Freeze-Thaw-Driven Multi-scale Quantification of Hydrothermal Thresholds for GHG Emissions in Arid-Region Saltwater Lake Buffer Zones Via GRNN
摘要
The changes in soil temperature and moisture due to freezing and thawing can modify the carbon and nitrogen release rates from soils in ecological buffer zones, affecting the carbon-nitrogen balance of lake wetlands in arid regions. This study selected the ecological buffer zone of saltwater lakes in arid areas as the research subject. Through in - situ monitoring and simulation via the Generalized Regression Neural Network (GRNN) model, the regulatory mechanisms of soil hydrothermal dynamics on CO₂, CH₄, and N₂O emissions were revealed. The results showed that: (1) The buffer zone overall acted as a CO₂ emission source (98,984.90 mg·m⁻²·h⁻¹) and a CH₄ absorption sink (− 6.36 mg·m⁻²·h⁻¹), where soils in aquatic habitats contributed 80.48% of CO₂ emissions, and CH₄ oxidation predominantly occurred in shallow soils (0–20 cm). (2) N₂O emissions (3.02 mg·m− 2·h− 1) decreased along the habitat gradient and shifted to uptake in sandy habitats. (3) The GRNN model identified key thresholds: when soil moisture content ranges from 1 to 8.4%, CO₂ emission peaks. CH₄ emission peaks at soil temperatures of 26–27.2℃ and soil moisture content of 4.2–16.6%. N₂O emission reaches its maximum at 15.5–24.4℃ and with moisture content below 9%. These findings highlight the role of soil hydrothermal changes in wetland carbon-nitrogen cycling, as well as the importance of soil moisture in regulating carbon emissions under a warmer, drier climate.
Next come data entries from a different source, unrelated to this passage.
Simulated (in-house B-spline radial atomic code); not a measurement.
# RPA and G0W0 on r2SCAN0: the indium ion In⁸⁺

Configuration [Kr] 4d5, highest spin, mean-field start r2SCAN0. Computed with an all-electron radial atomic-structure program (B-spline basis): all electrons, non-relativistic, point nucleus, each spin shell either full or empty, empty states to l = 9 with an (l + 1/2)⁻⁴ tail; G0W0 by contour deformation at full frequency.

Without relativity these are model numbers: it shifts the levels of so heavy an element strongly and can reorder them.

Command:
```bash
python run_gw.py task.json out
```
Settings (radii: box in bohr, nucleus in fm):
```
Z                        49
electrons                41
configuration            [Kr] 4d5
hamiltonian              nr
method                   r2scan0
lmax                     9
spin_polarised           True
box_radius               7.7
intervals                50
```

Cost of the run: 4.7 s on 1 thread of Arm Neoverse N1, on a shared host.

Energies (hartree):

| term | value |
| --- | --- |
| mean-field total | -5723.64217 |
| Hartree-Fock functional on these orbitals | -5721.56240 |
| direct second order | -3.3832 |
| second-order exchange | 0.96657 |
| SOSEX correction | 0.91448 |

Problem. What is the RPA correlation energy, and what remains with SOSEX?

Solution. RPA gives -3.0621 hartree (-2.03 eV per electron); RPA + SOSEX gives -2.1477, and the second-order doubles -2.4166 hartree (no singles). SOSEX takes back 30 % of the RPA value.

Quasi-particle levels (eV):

Graphical AbstractThis graphical abstract presents research on the Ebinur Lake wetland buffer zone, a key area in arid ecosystems, integrating in-situ monitoring data from sandy, saline, and aquatic habitats. It interprets soil carbon and nitrogen emissions through analysis combining field observations with Generalized Regression Neural Network (GRNN) modeling. Key components include: data sources from in-situ measurements of CO₂, CH₄, N₂O fluxes and soil hydrothermal dynamics across habitat gradients, covering 144 sets of annual data from March to February; model application involving the integration of these 144 datasets—via the GRNN model—to explore the response relationship between hydrothermal conditions (with 1% changes) and soil greenhouse gases (CO₂, CH₄, N₂O), alongside the identification of critical hydrothermal thresholds; core results revealing significant correlations between greenhouse gas emissions from soils in different vegetation habitats and hydrothermal conditions: aquatic habitats dominate CO₂ emissions (80.48%), shallow soils (0–20 cm) drive CH₄ absorption, N₂O fluxes decrease along the aquatic→saline→sandy habitat gradient (with reverse absorption in sandy habitats), and the GRNN model identifies peak CO₂ emissions at 1–8.4% soil moisture, peak CH₄ emissions at 26–27.2℃ with 4.2–16.6% moisture, and peak N₂O emissions at 15.5–24.4℃ with < 9% moisture; conclusions indicating that hydrothermal dynamics regulate carbon-nitrogen cycles, with higher soil moisture critical for emission reduction under climate warming. This synthesis demonstrates how multi-habitat monitoring and machine learning clarify wetland biogeochemical responses, providing a basis for arid region climate mitigation strategies.